Measurement uncertainty: some words on error theory

The idea

When you buy a new instrument, for example a pyranometer, or a dataset, for instance from satellite-based imagery, you want the best (according to your needs). The provider could tell you: “Take this! The resolution is top-level!”. “But is it accurate?” “Yes, the systematic error is quite small!” “And about the precision?” and you can go on like this for a little while, always thinking in your mind: “Is this just bla bla bla… or there is something more, and I should really pay attention?”.

The right approach is trying to understand the main source of uncertainty, and how it impacts on your initial goal.

The road ahead

In this post we will try to make clear some of the most used terms. In particular, the difference between accuracy, resolution, precision, uncertainty, systematic error and statistical error.

Some boring… important notions

When reporting the result of a measurement of a physical quantity, to give some quantitative indication of the quality of the result is really important, so that those who use it can assess its reliability. Without such an indication, measurement results cannot be compared, either among themselves or with reference values given in a specification or standard. It is, therefore, necessary a readily implemented, easily understood, and generally accepted procedure for characterizing the quality of a result of a measurement, that is, for evaluating and expressing its uncertainty [see Ref 1].

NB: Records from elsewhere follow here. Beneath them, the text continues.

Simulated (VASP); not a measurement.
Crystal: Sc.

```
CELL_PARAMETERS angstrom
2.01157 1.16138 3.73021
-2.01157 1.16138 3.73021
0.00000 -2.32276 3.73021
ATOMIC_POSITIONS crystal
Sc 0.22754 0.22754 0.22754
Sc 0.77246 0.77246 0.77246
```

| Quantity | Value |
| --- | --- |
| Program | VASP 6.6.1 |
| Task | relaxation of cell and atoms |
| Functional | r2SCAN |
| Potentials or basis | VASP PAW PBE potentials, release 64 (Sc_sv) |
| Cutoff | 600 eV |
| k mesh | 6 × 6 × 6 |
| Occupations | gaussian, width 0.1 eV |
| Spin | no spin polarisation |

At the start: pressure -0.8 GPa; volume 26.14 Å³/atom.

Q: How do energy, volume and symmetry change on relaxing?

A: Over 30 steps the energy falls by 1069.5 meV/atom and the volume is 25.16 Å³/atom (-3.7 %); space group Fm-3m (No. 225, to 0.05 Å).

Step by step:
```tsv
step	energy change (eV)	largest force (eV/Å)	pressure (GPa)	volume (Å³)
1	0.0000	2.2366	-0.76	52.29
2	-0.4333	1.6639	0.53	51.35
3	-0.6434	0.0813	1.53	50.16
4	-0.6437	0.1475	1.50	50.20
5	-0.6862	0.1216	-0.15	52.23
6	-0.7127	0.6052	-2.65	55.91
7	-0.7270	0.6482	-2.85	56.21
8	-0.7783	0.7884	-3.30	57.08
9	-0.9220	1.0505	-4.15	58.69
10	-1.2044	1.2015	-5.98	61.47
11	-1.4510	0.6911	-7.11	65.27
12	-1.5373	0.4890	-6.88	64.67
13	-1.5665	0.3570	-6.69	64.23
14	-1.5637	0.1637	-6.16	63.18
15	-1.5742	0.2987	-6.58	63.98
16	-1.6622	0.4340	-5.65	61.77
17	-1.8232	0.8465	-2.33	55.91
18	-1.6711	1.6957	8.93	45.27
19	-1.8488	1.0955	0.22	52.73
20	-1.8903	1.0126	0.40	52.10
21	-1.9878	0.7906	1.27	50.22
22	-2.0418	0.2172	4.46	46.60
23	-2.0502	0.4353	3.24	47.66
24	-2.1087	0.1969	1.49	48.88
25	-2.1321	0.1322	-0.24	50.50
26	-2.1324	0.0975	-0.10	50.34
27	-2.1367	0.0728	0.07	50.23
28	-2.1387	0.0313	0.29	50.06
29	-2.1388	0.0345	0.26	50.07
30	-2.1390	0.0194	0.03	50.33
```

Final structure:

The question is: after you have done a measurement, how well the result of the measurement does represent the value of the quantity being measured?

My feeling is that people often use accuracy, uncertainty, sensitivity, precision as synonymous, depending on the expertise area and on the internal “traditions”; thus, a clean, organic, and rigorous set of definitions would help people in correctly use the terms.

Fortunately the Joint Committee for Guides in Metrology (JCGM [1] spent a lot of effort to make order and clarity to create two guides):

  1. The Guide to the Expression of Uncertainty in Measurement (GUM) is a document published by the JCGM that establishes general rules for evaluating and expressing uncertainty in
  2. The International vocabulary of metrology(VIM) is an attempt to find a common language and terminology in metrology, i.e. the science of measurements, across different fields of science, legislature and commerce.

The documents were written coordinating experts from different fields and entities, to ensure a large and shared common ground [2].

The GUM document, available here, contains all the information to understand how the answer to the question “How good is my measurements”?

In this post, we will clarify some key points, and then we will report some commonly used terms.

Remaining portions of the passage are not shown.